In this project, a GAN for synthesizing electricity load profiles was developed.
The recommended Python version for running this code is 3.11.
- Clone the repository to your local machine:
git clone https://github.com/MODERATE-Project/GAN.git
- Navigate to the project directory:
cd path/to/repository/GAN
- Create an enviroment: Conda command for creating a suitable environment (replace myenv with the desired enviroment name):
conda create --name myenv python=3.11
- Install required Python packages:
conda install pip
pip install -r requirements.txt
The input data needs to be provided in form of a CSV file.
The data should roughly cover one year (max 368 days) of hourly electricity consumption values.
Each column of the CSV file should correspond to a single profile/household.

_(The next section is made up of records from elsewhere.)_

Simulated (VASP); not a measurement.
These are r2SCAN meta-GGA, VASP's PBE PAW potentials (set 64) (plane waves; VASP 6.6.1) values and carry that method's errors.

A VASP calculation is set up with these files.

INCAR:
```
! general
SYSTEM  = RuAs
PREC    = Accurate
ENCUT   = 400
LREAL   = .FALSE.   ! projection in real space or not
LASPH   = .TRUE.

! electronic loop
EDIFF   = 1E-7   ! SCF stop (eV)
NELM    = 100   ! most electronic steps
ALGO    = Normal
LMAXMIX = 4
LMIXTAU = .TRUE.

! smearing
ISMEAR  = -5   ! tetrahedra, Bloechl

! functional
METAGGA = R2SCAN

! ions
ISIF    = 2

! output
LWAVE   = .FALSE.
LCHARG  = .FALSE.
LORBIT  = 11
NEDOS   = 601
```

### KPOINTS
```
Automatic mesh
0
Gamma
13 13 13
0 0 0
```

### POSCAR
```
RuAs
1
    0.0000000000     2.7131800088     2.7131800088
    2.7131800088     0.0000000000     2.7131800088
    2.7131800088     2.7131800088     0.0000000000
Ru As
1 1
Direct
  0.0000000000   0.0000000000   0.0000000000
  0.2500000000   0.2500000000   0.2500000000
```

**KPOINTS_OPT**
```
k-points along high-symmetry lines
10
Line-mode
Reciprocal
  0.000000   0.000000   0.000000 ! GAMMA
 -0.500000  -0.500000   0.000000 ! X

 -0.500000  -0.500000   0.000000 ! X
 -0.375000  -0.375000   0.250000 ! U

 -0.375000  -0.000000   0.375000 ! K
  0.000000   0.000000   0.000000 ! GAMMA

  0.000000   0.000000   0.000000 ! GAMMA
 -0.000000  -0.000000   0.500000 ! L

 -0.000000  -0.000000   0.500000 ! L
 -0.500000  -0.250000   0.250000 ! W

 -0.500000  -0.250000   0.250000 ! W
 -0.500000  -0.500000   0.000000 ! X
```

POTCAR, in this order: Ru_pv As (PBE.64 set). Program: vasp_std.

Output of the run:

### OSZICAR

The first column of the CSV file needs to be an index column (ideally containing timestamps).
Example:
There are two ways to run the code:
A marimo notebook is provided for easily uploading files, creating projects and training models.
The notebook can be accessed by running the following command in the project directory:
marimo edit start_with_marimo.py
The notebook consists of two blocks:
- "Create project": Here, the name of the project can be entered and a project directory can be selected by using the provided file browser.
- "Options": Contains basic as well as advanced options. The "Data" button is used to upload the CSV file containing the electricity consumption profiles. A detailed description of all parameters can be found in the consequent chapter.
! marimo notebooks only allow file sizes up to 100 mb, for larger input files, the Python script has to be used !
After uploading the required file(s) and adjusting the settings, the program can be started by pressing the "Run" button below the options menu. A new cell displaying the training progress will appear:
As an alternative to the marimo notebook, a Python script ("start_without_GUI.py") can be used to create projects and train models.
Settings have to be adjusted directly in the script and file paths have to be provided for the input files. Adjustable parameters can be found at the top of the script, above the dividing line.
Advanced options are not provided here, however, a multitude of underlying parameters can be adjusted in "model" → "params.py".
The following (hyper)parameters can be adjusted:
- output file format: Lets you choose between three possible file formats for the synthetic data: ".npy", ".csv" and ".xlsx".
- useWandb/Wandb: Whether or not to track certain parameters online.
- epochCount/Number of epochs: Amount of epochs for training. A low number of training epochs causes the GAN to not learn the real distribution; a very high number of training epochs might cause the Generator to outperform the Discriminator, leading to wore results as well.
- trackProgress: if set to true, the training progress will be tracked and can be visualized. This slows down the training.
- batchSize/Batch size: The batch size which is used for training. A high batch size will speed up the training and generalize the learned data, a small batch size will result in more defined profiles but can lead to overfitting.
- lrGen/Generator learning rate: Defines the learning rate of the Generator.
- lrDis/Discriminator learning rate: Defines the learning rate of the Discriminator.
- lossFct: We use the binary cross entropy loss function (BCE). If another loss function is choosen, additional adaptions to the code might be needed.
- modelSaveFreq/Model save frequency: Defines the frequency of epochs at which models should be saved.
- trackProgress/Track progress: Whether or not plots should be created whenever a model is saved.
- betas: We use the AdamOptimizor in both the Generator and Discriminator. The beta values define the moving averages.
- device: Can be used to choose between GPU or CPU for training. For automatic detection of GPU, leave the standard value, which is:
torch.device('cuda:0') if torch.cuda.is_available() else torch.device('cpu')
- loopCountGen: When a model is trained, in the beginning, the Discriminator tends to outperform the Generator, leading to no training effect. The Generator can be trained multiple times per iteration, defined by this variable. A low loopCountGen will increase training speed. A high loopCountGen might result in overfitting of the Generator.
Note that we included standard values for all the parameters for our test cases. These parameters can be used as a first approximation when using the model for new data. Most likely they have to be changed to some extend to generate satisfactory results.